Current flow-matching generative models lack interpretability in their intermediate dynamics. To address this, we propose a physics-guided flow-matching framework that explicitly constrains each step of the generative flow to correspond to the thermal equilibrium evolution of a 2D Ising model along a continuous annealing path—thereby endowing latent-space trajectories with rigorous physical semantics. Our method adopts an encoder–flow-matching network–projector architecture to realize temperature-driven diffusion modeling in a continuous latent space. Experiments demonstrate high physical fidelity across multi-scale lattices, significantly faster generation than conventional Monte Carlo methods, with accelerating speedup as system size increases. The core contribution is establishing a mathematically grounded mapping between generative dynamics and statistical mechanical equilibrium states, introducing a novel paradigm for interpretable generative modeling grounded in physical principles.

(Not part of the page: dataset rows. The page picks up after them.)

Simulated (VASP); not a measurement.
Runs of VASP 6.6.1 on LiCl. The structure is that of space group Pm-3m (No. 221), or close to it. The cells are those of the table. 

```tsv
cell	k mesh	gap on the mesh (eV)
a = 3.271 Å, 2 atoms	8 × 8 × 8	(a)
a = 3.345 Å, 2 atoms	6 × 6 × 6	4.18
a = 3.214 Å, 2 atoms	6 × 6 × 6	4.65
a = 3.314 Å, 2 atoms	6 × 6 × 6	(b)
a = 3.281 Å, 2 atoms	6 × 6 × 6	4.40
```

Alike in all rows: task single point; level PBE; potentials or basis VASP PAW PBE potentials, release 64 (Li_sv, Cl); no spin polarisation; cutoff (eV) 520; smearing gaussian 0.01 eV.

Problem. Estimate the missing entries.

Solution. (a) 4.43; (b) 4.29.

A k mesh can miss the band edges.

Generative models based on flow matching have demonstrated remarkable success in various domains, yet they suffer from a fundamental limitation: the lack of interpretability in their intermediate generation steps. In fact these models learn to transform noise into data through a series of vector field updates, however the meaning of each step remains opaque. We address this problem by proposing a general framework constraining each flow step to be sampled from a known physical distribution. Flow trajectories are mapped to (and constrained to traverse) the equilibrium states of the simulated physical process. We implement this approach through the 2D Ising model in such a way that flow steps become thermal equilibrium points along a parametric cooling schedule. Our proposed architecture includes an encoder that maps discrete Ising configurations into a continuous latent space, a flow-matching network that performs temperature-driven diffusion, and a projector that returns to discrete Ising states while preserving physical constraints. We validate this framework across multiple lattice sizes, showing that it preserves physical fidelity while outperforming Monte Carlo generation in speed as the lattice size increases. In contrast with standard flow matching, each vector field represents a meaningful stepwise transition in the 2D Ising model's latent space. This demonstrates that embedding physical semantics into generative flows transforms opaque neural trajectories into interpretable physical processes.